A conference call on July 7, 2014, sponsored by the Washington Office on Latin America, the national office of the ACLU, and other organizations provided information on the current crisis. As reported in the media, there has been a dramatic increase in the numbers of unaccompanied children who are arriving at the U.S. border in Texas seeking safety in the United States. Far from trying to hide from the Border Patrol, they often just walk up to the officers and turn themselves in. A system designed to process some 8000 kids a year has had to cope with 52,000 just since October of 2013. The speakers anticipate there may be as many as 90,000 by the end of 2014.
This is a political, economic, and humanitarian crisis. The conference speakers pointed out that in the three countries from which most of the children are coming, the homicide rate is the highest in the world–up to 20 to 25% higher than in the United States. Drug trafficking is a major factor–but drug consumption is much smaller than in the U.S.
The Obama administration is asking for $2 – $3 billion to address the crisis. The speakers felt that a miniscule 10% of that will go to address the root causes. The focus is on closing not only the U.S. border, but also the Guatemala/Mexico border, and on returning the children and reintegrating them into societies that are already so dangerous and so poverty-stricken that they and their families were forced to flee.

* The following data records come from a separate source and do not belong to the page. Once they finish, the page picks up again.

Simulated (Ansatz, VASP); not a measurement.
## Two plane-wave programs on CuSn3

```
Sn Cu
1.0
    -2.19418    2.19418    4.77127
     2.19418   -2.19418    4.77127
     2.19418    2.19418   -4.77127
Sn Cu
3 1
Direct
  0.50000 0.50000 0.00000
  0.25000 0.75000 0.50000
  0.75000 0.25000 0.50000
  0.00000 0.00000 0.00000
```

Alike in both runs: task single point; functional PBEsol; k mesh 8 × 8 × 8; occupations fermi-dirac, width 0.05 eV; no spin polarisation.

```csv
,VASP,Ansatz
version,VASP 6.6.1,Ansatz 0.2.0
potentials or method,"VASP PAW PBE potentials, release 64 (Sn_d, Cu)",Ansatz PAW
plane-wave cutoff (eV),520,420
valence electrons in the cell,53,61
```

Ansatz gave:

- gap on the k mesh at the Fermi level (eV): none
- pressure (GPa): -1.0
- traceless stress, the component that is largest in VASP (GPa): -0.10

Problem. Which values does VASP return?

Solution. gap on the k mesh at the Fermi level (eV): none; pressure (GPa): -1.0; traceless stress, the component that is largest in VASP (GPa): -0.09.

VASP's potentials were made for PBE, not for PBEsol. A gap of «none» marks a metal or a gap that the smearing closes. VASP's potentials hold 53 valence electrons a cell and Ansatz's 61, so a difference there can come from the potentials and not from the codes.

Although U.S. citizens are justifiably alarmed at the prospect of children being placed in warehouse-type buildings on U.S. military bases, the speakers testified that these are doing a good job of keeping the children safe, well-fed, housed, and cared for–much better than the Border Patrol stations where they are first placed which are not prepared for these demands. There is already an emphasis on uniting them with families as quickly as possible–although the rumor that they will be allowed to stay is spreading false hope. Most–about 90%–have some family here to whom they are being released.
The speakers emphasized that we must deal with the immediate situation as well as work towards long-term solutions. The discussion is presently being dominated by right-wing anti-immigrant and anti-Obama groups. Those who understand both the complexity and the long-term causes of the problem must communicate this knowledge as widely as possible.